What’s it about?
Oil and water do not mix because oil has a much lower density compared to water and hence it lies on the top of the water’s surface. Use a patch of oil on top of the surface of water to make a rainbow of colours in the following science experiment:
Rainbow, Density, Colour spectrum, Immiscible
What will I need?
- VEGETABLE OIL
- NON-STICK PAN
- TAP WATER
- EYE DROPPER
How does it work?
Oil and water do not mix – they are described as ‘immiscible’. Oil has a much lower density compared to water and hence it lies on the top of the water’s surface. The layer of oil on the water has a thickness and forms a thin flat film due to the flat surface of the water. In this science experiment, when a drop of oil is placed on the water, a rainbow of colours is visible on the surface, spreading away to the edge of the pan.
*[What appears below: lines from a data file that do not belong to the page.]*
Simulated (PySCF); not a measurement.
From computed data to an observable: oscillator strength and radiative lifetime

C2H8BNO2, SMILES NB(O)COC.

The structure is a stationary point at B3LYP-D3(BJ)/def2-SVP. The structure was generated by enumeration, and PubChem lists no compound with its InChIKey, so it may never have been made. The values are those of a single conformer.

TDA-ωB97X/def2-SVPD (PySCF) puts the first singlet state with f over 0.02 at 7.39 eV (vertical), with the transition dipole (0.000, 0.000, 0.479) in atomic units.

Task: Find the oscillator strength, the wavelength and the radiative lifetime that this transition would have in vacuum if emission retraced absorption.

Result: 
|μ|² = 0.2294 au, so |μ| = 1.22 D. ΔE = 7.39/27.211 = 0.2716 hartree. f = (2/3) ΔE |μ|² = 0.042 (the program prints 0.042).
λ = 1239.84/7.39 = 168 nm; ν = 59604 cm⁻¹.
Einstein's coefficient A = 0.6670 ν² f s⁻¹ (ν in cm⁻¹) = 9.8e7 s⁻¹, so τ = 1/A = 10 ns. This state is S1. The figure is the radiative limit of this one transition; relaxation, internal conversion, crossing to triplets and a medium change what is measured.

When you blow on the surface the colours change. Some of the sunlight shining on the oil is reflected from the top surface, but some penetrates and instead bounces off the bottom of the oil layer. The light waves reaching your eye are no longer in sync due to the different distances traveled, and are perceived by us in different ways forming a ‘colour spectrum’ or rainbow. This ‘floating rainbow’ will change shape if you blow on top of the oil gently, slightly changing the thickness of the oil film.